Page 12 - Greenstone tutorial exercises
P. 12
6. A collection of Word and PDF files
You will need some source files like those in the sample_files\Word_and_PDF folder.
1. Start a new collection called reports, fill out appropriate fields for it, and choose Dublin
Core as the metadata set.
2. Copy the 12 files from sample_filesWord_and_PDFDocuments into the collection.
You can select multiple files by clicking on the first one and shift-clicking on the last one,
and drag them all across together. (This is the normal technique of multiple selection.)
3. Switch to the Create panel, and build and preview the collection.
4. Again, this collection contains no manually assigned metadata. All the information that
appears—title and filename—is extracted automatically from the documents themselves.
Because of this the quality of some of the title metadata is suspect.
5. Back in the Librarian Interface, click the Enrich tab to view the automatically extracted
metadata. You will need to scroll down to see the extracted metadata, which begins with
“ex.”. The PostScript documents (cluster.ps and langmodl.ps do not have extracted titles:
what appears in the titles a–z list is just the first few characters of the document).
Manually adding metadata to documents in a collection
6. In the Enrich panel, manually add Dublin Core dc.Title metadata to one of these
documents. Select word03.doc and double-click to open it in Word. Copy the title of this
document (“Greenstone: A comprehensive open-source digital library software system”)
from Word, return to the Librarian Interface, click the dc.Title field, and paste the value into
the Value box. Click <Append>.
7. Now add dc.Creator information for the same document. You can add more than one value
for the same field, to accommodate multiple authors—just put in the next value and click
<Append>.
8. Next add title and creator metadata for a few of the other documents.
If you build and preview your collection at this point, you will find that nothing has changed.
You need to alter the collection design to use the new Dublin Core metadata instead of the
original extracted metadata.
Collection design; branding a collection with an image
9. Change to the Design panel, which is split into several sections. The first section General
Options appears. This allows you to modify the values you provided when defining the
collection, if desired. You can also brand the collection using a suitable image.
10. Click on the <Browse> button associated with “URL to about page icon”, and browse to the
image sample_filesWord_and_PDFwrdpdf.gif on your computer. When you select this
image, Greenstone automatically generates an appropriate URL for the image.

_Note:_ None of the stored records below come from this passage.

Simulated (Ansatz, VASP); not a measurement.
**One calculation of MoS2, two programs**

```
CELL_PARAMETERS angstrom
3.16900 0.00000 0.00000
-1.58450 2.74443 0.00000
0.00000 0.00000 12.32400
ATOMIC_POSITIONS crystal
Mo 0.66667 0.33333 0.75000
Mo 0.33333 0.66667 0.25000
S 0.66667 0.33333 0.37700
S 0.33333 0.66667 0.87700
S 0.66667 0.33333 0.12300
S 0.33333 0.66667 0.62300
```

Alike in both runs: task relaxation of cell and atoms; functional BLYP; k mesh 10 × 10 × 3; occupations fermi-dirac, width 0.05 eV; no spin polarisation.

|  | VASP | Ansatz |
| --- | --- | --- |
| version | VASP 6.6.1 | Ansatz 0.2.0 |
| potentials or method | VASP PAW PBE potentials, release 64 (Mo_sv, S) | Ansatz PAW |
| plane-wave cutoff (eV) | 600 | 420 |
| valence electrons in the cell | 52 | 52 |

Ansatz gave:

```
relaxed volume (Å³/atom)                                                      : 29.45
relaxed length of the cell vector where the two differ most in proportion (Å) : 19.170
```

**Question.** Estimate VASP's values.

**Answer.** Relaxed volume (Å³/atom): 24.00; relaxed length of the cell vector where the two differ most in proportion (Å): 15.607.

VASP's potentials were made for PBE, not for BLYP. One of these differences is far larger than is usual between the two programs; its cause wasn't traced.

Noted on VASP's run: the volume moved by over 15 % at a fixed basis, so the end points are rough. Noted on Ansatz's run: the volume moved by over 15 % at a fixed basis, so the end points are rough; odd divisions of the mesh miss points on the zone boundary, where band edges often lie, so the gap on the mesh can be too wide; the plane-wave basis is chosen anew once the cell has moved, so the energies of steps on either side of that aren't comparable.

11. If you are on the web, you can easily make your own Greenstone-style icon by going to
http://www.greenstone.org/make-images.html
and following the instructions there.
Document plugins
12. Now look at the Document Plugins section, by clicking on this in the list to the left. Here
you can add, configure or remove plugins to be used in the collection. There is no need to
remove any plugins, but it will speed up processing a little. In this case we have only Word,
PDF, RTF, and PostScript documents, and can remove the ZIPPlug, TEXTPlug,
HTMLPlug, EMAILPlug ImagePlug and NULPlug plugins. To delete a plugin, select it and
click <Remove Plugin>. GAPlug is required for any type of source collection and should
not be removed.
12